However, the war broke out that Sunday and we spent the whole day in the cellar. Like all the Jews who failed to escape, we were shut in a ghetto. There were two ghettos in Šiauliai, and after the people had been “sorted out”, my grandmother was sent to one ghetto and my mother, father, and I were sent to the other one. My mother gave her ring to somebody and my grandmother was allowed to stay with us.
My mother was driven to work and my grandmother stayed with me. I was often ill; we had nothing to eat. My mother did hard physical labour – sometimes she worked on the railway (once the ghetto women even had to push a heavy train), sometimes in the slaughterhouse, or in the fields, or she cleaned carriages. When my mother worked at a slaughterhouse, she tried to milk at least some drops of milk from every cow into a small bottle that she had tied to her leg. She would deliberately put on wide trousers with elastic at the bottom. It was prohibited to bring anything into the ghetto. One was threatened by the death sentence for that. The policeman who was nicknamed “one meter eighty” treated everybody especially cruelly. When he was at the ghetto gate the people would throw away whatever they carried, but my mother would take a risk because she had her baby waiting at home. Once they searched her and upon finding the milk they took her to the police station, but one inhabitant of the ghetto, Isaac Sher, got vodka and tobacco from somewhere and managed to redeem her from the policemen. A human life was worth that much.
Once fortune really smiled on my mother. She was sent to clean the carriages in which civil German railroad engineers lived. They spoke to my mother (she knew German) and gave her some foodstuffs from their food rations. It was known in the ghetto that the Children's action was going on. This hour struck in Šiauliai Ghetto too. We lived on the first floor, and there was an attic above us. At night, by putting a stool on a table, my parents lifted my grandmother and me through the opening in the ceiling into the attic. The little beauty, Aviva, who was several years older than I, and her grandmother, were together with us. To prevent me from crying I was given some sleeping pills.
In the morning my mother was driven to work with everybody else. When people returned to the ghetto in the evening, many of them did not find their children. Uncontrollable sobs and piercing shrieks started. Mother was coming towards our house without knowing what she would find there. One heartbroken old man told her that he had seen her mother and her child being taken away. My mother had my cap in her pocket; she pressed that cap in her hand, firmly convinced that it was all that was left for her of her child. Like crazy she rushed towards the house and ran into a policeman who was sitting and playing the mouth organ. She ran up to him and shouted, “You scoundrel, how dare you play when blood is being shed all around and your hands are steeped in blood?” She expected him to kill her since she had neither the desire nor strength to go on living. But the policeman did not even beat her. He only said, “You are still young; you will go to Germany to work.”

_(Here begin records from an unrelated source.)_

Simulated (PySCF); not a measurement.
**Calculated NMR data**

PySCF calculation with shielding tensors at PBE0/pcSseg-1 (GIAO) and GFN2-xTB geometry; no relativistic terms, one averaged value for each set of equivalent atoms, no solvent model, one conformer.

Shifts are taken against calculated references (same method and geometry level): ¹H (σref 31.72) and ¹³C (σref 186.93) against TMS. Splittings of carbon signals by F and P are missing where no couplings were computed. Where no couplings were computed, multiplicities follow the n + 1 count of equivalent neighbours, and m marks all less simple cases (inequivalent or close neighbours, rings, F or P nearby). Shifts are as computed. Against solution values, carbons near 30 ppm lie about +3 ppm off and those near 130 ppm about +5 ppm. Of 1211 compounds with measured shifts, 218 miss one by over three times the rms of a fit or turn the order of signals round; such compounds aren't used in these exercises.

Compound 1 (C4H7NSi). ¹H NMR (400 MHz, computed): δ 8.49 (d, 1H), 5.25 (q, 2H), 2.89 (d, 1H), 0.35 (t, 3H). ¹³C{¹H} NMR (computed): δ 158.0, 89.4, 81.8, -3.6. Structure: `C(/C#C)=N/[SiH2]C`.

My mother reached the house and climbed up to the first floor. My grandmother, slightly opening the aperture called her by name but my mother did not answer for a long time. At last she understood that somebody was calling her. My grandmother handed me down asleep and then climbed down herself. My mother found it difficult to believe that we were alive. My grandmother pinched her, hit her on the face to mal her come to her senses. Then she told mother everything that had happened. The policemen walked through the flats and took away the children. When they came to our house and saw an opening in the ceiling, the policemen started to hit it with the butts of their rifles and shout: “Get out!” Aviva's grandmother' nerves could not stand it and she whispered to my grandmother: “Let us go down. I have jewels and we shall ransom ourselves”. My grandmother answered that if it were fated that she should die, let death come by itself, but she would not go out to meet it. Aviva's grandmother opened the aperture. The policemen took her and beautiful Aviva away.
After the Children's action there were to be no children left in the ghetto and those children who were left were doomed to death. My mother made plans how to escape. She used to go out of the ghetto at every available opportunity and take the six-pointed star off her clothes. It was necessary to find people who could and wished to help us. Neither my mother nor my grandmother looked like Jews. My mother spoke Lithuanian and German very well. Antanas Margaitis, who was the teacher at the Šiauliai Gymnasium, and his family were the first people to extend a helping hand to her. Antanas Margaitis waited for us in the yard on the agreed day at an agreed hour. That day my grandmother, my mother and I were in the column of people herded to work. Before setting off I was given some sleeping pills again. Then my mother tied me to her body with strings, put on a wide coat and wrapped herself in a large shawl. While going she held me under the shawl – it seemed to her that I was slipping. My mother and grandmother succeeded in jumping out of the column. Antanas Margaitis put us onto the cart and took us to the village.
Our wanderings began. We used to move from one farm to another because it was dangerous to stay in the same place for long. During that time my grandmother and mother managed to obtain forged passports: my mother became Žukauskienė and my grandmother – Stankienė. The genuine birth certificate of a dead girl (who was about my age) was procured for me. I became Marytė Kazlauskaitė. Unfortunately, I do not remember the name of the noble priest who issued that birth certificate.
The small town of Vaiguva near Šiauliai was the last place of our wanderings. There was a manor there whose owner Marija Rusteikaitė gave shelter to us. My mother worked at an office, my grandmother was dressed in nun's clothes, and I was placed in the orphanage opened on the same manor. By that time I had absolutely forgotten Yiddish and spoke only Lithuanian. I was taken to Church. I prayed and crossed myself like a Catholic. My mother could not come up to me on her own. To avoid suspicion I never, even upon meeting my mother, would utter the word “Mommy”. Once, when there was nobody around I asked: “Oh Lord, there is nobody around can I say MOMMY to you?” I often ponder: is it possible in a normal life to make a child never utter the word “Mommy”? I am sure that it is not. Under extreme circumstances, children very soon become adults.
We stayed at Marija Rusteikaitė's manor till the end of the war.
Our family was lucky. A lot of good people helped us save ourselves. Amor these people were simple peasants, a teacher, the highly educated Marija Rusteikaitė, as well as German railroad engineers who used to give food to my mother.